So. Since updating this site, I may have forgotten that I was going to do a #JustWrite post on the first Wednesday of each month. But guess what? I have remembered today – bonus. This month’s word prompt is ‘frustration’ because that is what I am feeling this week. So I am going to try and write the frustration right out of myself… Have a go yourself – up to 500 words, use the prompt as you see fit, and comment if you please!
frustration |frʌˈstreɪʃn| noun [ mass noun ] 1 the feeling of being upset or annoyed as a result of being unable to change or achieve something: tears of frustration rolled down her cheeks.• [ count noun ] an event or circumstance that causes one to feel frustrated: the inherent frustrations of assembly line work.2 the prevention of the progress, success, or fulfilment of something: the frustration of their wishes.
She unpacked the dishwasher, and started the re-stacking process. The kids were yelling at each other in the shower; something about one wanting the blue washer, not the stupid yellow washer. Then there was crying and the shower door slammed and one kid streaked past on the way to the bedroom, leaving wet footprints across the carpet.

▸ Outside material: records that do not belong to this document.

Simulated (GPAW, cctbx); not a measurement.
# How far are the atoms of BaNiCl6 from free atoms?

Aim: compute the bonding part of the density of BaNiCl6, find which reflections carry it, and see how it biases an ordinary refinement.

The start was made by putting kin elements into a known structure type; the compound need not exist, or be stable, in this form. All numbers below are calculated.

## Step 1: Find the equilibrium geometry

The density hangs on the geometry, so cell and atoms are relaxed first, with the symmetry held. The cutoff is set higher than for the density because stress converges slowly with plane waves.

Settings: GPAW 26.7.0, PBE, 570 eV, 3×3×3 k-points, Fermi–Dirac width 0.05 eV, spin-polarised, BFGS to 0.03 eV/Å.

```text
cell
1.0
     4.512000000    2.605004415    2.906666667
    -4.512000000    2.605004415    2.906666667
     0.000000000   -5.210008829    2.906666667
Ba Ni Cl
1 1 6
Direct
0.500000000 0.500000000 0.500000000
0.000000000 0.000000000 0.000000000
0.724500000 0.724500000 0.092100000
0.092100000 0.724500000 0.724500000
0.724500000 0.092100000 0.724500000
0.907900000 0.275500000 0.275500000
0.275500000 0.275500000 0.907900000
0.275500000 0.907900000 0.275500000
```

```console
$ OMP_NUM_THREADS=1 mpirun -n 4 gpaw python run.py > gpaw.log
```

“Dinner’s nearly ready, come and set the table please,” she called out over the top of the argument about who was turning the shower taps off.
They traipsed into the kitchen, one by one, asking as they arrived, “What’s for dinner, Mum?”
“What are we having tonight?”
“What eating, Mum?”
“Sausages and vegetables,” she replied, bracing herself for the incoming torrent of differences of opinion.
“But, I don’t like sausages!” said one, and so she added to the menu, “What if we have pepper gravy, too?” to which there was a conflicting response of “Yeah, yum!” and “But I don’t like pepper gravy!” to which she then had to remind them that you don’t have to have pepper gravy if you don’t want it. Have some bloody barbecue sauce instead. Of course she didn’t swear, but she said it in her head. Absolutely.
The next hour was interspersed with whining about brushing teeth and getting lunch boxes and water bottles out of bags so that they could be repacked for school. There was a small period of quiet as Home and Away sapped out their brains, before they were shipped off to bed to read a book.
When the mum finally collapsed into bed later that night, after putting on a load of washing, finished packing the dishwasher and starting it again, cleaned the kitchen, found clothes for the next day, threatened the kids sixteen times to “just go to bed and stay in bed!”, she thought to herself… “Why don’t parents ever get a Star of the Week award? For washing and cleaning? For taking the kids to dance and footy and tennis and guitar lessons? For cooking and keeping their bellies full? For breaking up the continuous fights?”
And then she remembered, the quiet appreciation of her daughter as she was saying good night to her, “Today was the best day ever. Thank you for letting me do dance, Mum.”
And the excitement after footy training: “Did you see me tackling, Mum? And catching the footy when it was high in the air?”
And the game of hide and seek with the smallest child, when she had laid in the bath giggling at her daughter who could hear her name being called as a hint for the right direction to go in, but still couldn’t see her Mum in the bottom of the tub, so she was knocking on the wall saying, “Hello Mum, are you in there?” thinking she was inside the walls.
That’s probably close enough for a Star of the Week award. Even if frustration does play a major part in the course of every day.